It worked. I really appreciate your help. Thank you.
I am hoping somebody from RStudio might be able to chime in and let me know whether there is a setting or other way of fixing this for my 50+ projects. Or to at least confirm that I am not breaking anything by doing it this way.
So, it turns out that you can literally just change the folder name starting with "55" to the folder name starting with "2A" and everything opens just fine. The "2A" folder must be specific to my new computer. Somehow RStudio knows it is looking for that folder and when it doesn't find it, it ignores the "55" folder and creates a new "2A" folder. So, before opening a project, I can just change the folder name and it should all work.

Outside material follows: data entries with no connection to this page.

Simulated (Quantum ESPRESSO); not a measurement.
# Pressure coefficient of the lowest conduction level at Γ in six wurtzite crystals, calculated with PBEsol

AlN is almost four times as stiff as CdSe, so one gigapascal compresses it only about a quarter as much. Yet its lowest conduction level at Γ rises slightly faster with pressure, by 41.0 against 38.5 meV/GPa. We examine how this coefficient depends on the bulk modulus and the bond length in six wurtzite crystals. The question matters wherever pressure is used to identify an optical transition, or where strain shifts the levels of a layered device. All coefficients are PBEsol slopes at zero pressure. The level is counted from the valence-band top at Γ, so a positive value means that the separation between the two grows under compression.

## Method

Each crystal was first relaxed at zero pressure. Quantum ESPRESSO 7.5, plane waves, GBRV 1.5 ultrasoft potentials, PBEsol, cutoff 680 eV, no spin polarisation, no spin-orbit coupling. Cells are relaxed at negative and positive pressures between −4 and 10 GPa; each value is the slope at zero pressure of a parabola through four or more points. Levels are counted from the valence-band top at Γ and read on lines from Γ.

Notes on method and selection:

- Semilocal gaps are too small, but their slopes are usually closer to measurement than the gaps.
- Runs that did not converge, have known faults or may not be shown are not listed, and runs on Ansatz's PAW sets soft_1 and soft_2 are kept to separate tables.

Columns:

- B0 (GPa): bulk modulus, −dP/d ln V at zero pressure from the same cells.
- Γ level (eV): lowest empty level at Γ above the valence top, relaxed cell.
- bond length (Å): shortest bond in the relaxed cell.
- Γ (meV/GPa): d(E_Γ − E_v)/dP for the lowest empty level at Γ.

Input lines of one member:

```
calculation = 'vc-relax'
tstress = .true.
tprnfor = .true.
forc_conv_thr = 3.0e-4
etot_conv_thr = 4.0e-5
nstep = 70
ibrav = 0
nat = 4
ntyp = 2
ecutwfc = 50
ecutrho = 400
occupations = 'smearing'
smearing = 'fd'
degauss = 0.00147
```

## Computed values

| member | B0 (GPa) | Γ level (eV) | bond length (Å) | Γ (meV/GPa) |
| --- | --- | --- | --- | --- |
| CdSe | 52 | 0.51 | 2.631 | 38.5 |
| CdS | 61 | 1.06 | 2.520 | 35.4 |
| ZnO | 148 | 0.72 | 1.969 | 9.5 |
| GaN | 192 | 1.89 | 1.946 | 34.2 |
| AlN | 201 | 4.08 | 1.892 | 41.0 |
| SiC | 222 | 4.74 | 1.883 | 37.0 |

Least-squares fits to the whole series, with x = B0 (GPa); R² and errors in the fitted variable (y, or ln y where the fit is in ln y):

So, I assume this problem was caused because I am doing a clean install of everything on my new Mac. So, I assume this also means that there is a "settings" file in RStudio somewhere where the "2A65428F" is hard-coded? Can I just adjust a setting somewhere and change "2A65428F" back to "555E9848" and have RStudio recognize all the projects correctly? Or should I migrate my old settings file? I don't know how this works, or where this setting file might be, so any suggestions would be appreciated.
Great! I don't have the expertise of RStudio to say what potential problems that could cause, I see it more as a temporary fix than a robust solution.
To me, a workflow that relies on the current open tabs is inherently fragile, you should probably consider more robust approaches, e.g. with git, the package {targets}, or simply better naming conventions (depends a bit on what your workflow is).